Like so many other human beings drawn to the highest peak in the world, I have always been obsessed by Mt. Everest. Perhaps it was because I began life just shy of the first American (James Whittaker), aided (more than was given credit for aiding--as Sherpas have been since the beginning--and continue to be) by Sherpa Nawang Gombu, reaching the summit of the world. The year was 1963; the month was May (my birth month). I was only seven years old, yet, somehow, the news of this feat reached me at Sacred Heart School. Posters of the mountain tops of Tibet, photos culled from old "National Geographics", images of rugged humans with blistering faces and alien eye-goggles, burned into my brain. (It was both terrifying and exhilarating--much as the stories of the mountain continue to be.)

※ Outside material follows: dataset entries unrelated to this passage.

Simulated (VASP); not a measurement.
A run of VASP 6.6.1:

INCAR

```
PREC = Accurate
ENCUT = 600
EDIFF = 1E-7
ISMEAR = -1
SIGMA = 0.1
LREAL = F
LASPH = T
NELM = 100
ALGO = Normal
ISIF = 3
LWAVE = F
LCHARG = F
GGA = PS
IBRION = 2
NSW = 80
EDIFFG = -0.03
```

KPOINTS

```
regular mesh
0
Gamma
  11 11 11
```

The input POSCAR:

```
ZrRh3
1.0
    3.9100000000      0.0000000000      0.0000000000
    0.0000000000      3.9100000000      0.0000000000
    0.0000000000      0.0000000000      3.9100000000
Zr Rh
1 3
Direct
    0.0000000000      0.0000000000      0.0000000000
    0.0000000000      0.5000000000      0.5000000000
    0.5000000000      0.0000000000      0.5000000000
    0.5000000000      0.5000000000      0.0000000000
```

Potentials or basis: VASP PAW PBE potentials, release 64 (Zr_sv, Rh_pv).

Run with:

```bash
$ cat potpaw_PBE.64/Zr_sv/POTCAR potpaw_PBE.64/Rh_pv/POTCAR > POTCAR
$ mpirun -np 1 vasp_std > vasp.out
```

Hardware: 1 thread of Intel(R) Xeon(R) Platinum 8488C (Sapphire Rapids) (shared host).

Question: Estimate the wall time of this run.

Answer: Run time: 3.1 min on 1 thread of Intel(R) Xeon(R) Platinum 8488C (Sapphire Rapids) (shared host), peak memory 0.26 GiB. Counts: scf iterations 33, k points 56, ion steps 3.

Years later, I learned that in 1953, New Zealander Edmund Hillary and Sherpa Tenzing Norgay had made the initial successful ascent. My respect for New Zealand, as well as Nepal, grew respectively. I followed both successful and disastrous climbs, through books, periodicals and newsreports. I viewed maps of alternate routes up the mountain, from different sides and different countries. Always, Everest stopped me in its shadow.
The flapping of Tibetan prayer flags and the sight of hand-made altars (which adorn the base camps) make my throat clutch. I understand the magnitude of that place. I understand, somehow, the animation and god-force present on that mountain. I guess that is why I've never understood the demeaning role the amazing Sherpas have been relegated to in the history books of Everest. It is so clear: if not for their generosity, bravery and knowledge, no people (outside their own tribes) would have ever reached the summit. Not all the techie gear in the world can insure that "prize". It is the Sherpas' mystical connection with the landscape which allows them access--something that has always been shiningly clear to me, even as I see accounts of the mountain from thousands of miles away.
The mountain is not simply a pile of frozen ice or strewn rubble. The mountain is alive. It carries God. (Perhaps, it IS God, in a disguise Westerners cannot see through?) Sometimes, though, like the Old Testament "Father", it, too, wreaks vengeance--something Westerners should recognize.
Given these facts, it was with utter horror that I saw the latest "National Geographic" article about the mountain. In the June issue, Mark Jenkins wrote about what it might take to "repair Everest".
REPAIR? The word implies that something on the top of the world has gone horribly wrong...wrong in a human-made way. "Repair" implies that what once worked is now broken. (How can a mountain be broken? WHO can break a mountain? Why would anyone want to engage in such an atrocity?)
Jenkins goes on to report the absolute desecration of the routes to the summit: litter, human feces-- left where they dropped, old gear, torn tent remnants abandoned on the sides of the mountain, broken lines, hardware rusting in the howling winds, weathered clothing, boots, broken goggles, and finally, the biggest shocker: the dead.
Now, dying on Everest and finding a final resting place against her breast, would seem to me, a kind of hero's end. It would be beautiful. It would be clean. It would be sacred--a privilege granted to those few who sought her solace. I'm not talking about that scenario. (Nor am I talking about tribal people filling the mountain with their ancestors.)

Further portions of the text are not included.